A sign that says prayer room hanging on a wooden wall.
​Some organizations provide a room for prayer or introspection that may include kneelers or foot-washing basins like the one pictured below.

The concept of bringing your whole self to work has been around for a while. For some organizations, that means providing a place for introspection—somewhere employees may pray, meditate, reflect—regardless of their faith or absence of one.

Respite from a Busy Day  

Gogo, an in-flight Internet service provider for airline passengers, sought employee input when designing prayer rooms for its offices. Today it has such rooms on each of the four floors in its Chicago headquarters. One room includes a foot-washing station that Muslim employees requested for ritual cleansing, and three rooms have a kneeling bench, according to Debbie Fangman, facilities manager.

"We like to accommodate our employees" who represent a mix of religions, she said. About 150 of the 900 Chicago employees frequent the dedicated space to pray or meditate, or for "a quiet break, because it's a pretty fast-paced [work] environment."

Title VII of the Civil Rights Act stipulates that employers must reasonably accommodate an employee's sincerely held religious, ethical or moral beliefs or practices unless by doing so it imposes an undue hardship on the employer. Accommodation could include providing a space for prayer or reflection.

Reserving a room is encouraged, Fangman said, and a key card is required for access.

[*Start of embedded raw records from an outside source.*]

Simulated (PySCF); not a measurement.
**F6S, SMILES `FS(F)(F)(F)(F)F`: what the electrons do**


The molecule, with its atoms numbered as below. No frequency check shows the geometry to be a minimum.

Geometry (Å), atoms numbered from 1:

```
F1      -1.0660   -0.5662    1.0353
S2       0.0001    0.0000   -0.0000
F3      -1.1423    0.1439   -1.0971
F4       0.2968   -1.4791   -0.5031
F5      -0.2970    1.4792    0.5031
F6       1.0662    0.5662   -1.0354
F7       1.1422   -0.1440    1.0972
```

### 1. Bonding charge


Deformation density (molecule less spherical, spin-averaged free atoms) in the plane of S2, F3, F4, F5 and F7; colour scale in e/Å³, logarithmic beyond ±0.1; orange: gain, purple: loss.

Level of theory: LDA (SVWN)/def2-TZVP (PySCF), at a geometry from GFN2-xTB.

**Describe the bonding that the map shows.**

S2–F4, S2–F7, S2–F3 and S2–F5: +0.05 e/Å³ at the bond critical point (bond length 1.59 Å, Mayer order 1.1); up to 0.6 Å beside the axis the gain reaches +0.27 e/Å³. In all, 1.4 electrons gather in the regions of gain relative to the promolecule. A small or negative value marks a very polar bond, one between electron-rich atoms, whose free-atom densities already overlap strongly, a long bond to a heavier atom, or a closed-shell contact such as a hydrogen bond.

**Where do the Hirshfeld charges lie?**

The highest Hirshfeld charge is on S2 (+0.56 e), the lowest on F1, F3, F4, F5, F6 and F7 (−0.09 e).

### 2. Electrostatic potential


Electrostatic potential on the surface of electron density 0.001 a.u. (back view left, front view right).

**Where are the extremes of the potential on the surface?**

"We want [the purpose of] these rooms to be taken seriously" and for the rooms not to be used for ad hoc meetings or naps, she noted. "We've had such positive feedback."

A Meaningful Gesture

Bak USA, a manufacturer of mobile computers based in Buffalo, N.Y., created a prayer room for its 100 employees who represent 14 nationalities.

The company created the dedicated space after Eva Bak, vice president of people, began giving up her office for 15 minutes every Friday so Muslim employees could use it for prayer. It wasn't an inconvenience to her, she said, but the gesture "meant so much" to those affected employees.

It provides "that inclusion piece where people felt they could bring their 'full selves' to work," Bak said in an e-mail.

"It's well-known that diversity in teams leads to better decision-making, greater innovation and ultimately higher returns. It's good for business. But inclusion is what connects people to the business, and we believe it's one of the core reasons they stay," she said. 

"We serve a diverse workforce, but more importantly, we wanted to make it an inclusive workforce where everyone feels comfortable bringing their whole selves to work. That means making strategic decisions that align us with that thinking."

An Atmosphere of Openness 

Employees at Maple Holistics, a Farmingdale, N.J.-based provider of natural beauty products, use a converted boardroom to sit or kneel in prayer, according to Caleb Backe, the company's marketing manager. 

The room was made available after it became apparent that many employees were leaving their work area to pray at different times of the day. HR surveyed its 40 workers to gauge how many considered themselves religious and to learn their religious affiliations. It found predominant religions of the Western world—Christianity, Islam and Judaism—were represented.

"When we saw that more than half of the office [considered themselves] religious … we [set] up a prayer room for them to use during the day," Backe said in an e-mail. "It's been a success ever since. Employees have thanked us profusely for making the effort to accommodate their spiritual views and beliefs."

He said productivity has increased, which he attributed to improved morale and an "atmosphere of openness on the floor regarding the respect of one another's religious views."

[SHRM members-only toolkit: Accommodating Religion, Belief and Spirituality in the Workplace]

Inclusive Policies  

Kent Johnson, principal at Religious Diversity at Work in Dallas, recommends being sensitive when drafting company policies on rooms that are authorized for spiritual purposes. That's to avoid implying that spirituality must be compartmentalized or that it's unwelcome outside of designated areas, he explained in a SHRM Connect chat.

He noted that at Texas Instruments, where he was formerly employed, the company had designated rooms to accommodate special prayer or meditation needs of employees, "regardless of their particular faith." While the rooms were predominantly used by Muslim employees, all employees were free to use them, he said.

"Most people worldwide believe in God. For many of them, their faith is the root of their deepest personal identity," he said. "Their faith informs their work ethic, their notions of integrity and fairness, their ambitions and their hopes. Prohibiting expression of their faith is hugely counterproductive."

The Tanenbaum Center for Interreligious Understanding, a secular, nonsectarian nonprofit, recommends calling such spaces "quiet rooms" to make it clear that the space is available to those who do not consider themselves religious or spiritual. Such a space "is meaningful to employees who practice a religion requiring prayer at specific times," such as Muslims and Orthodox Jews, as well as to nonreligious employees who simply seek time to meditate or reflect," it says on its website.

It all comes down to your workplace's culture, Bak pointed out.

"How can you create the best culture that's authentic to your brand but also serves the needs of your employees?"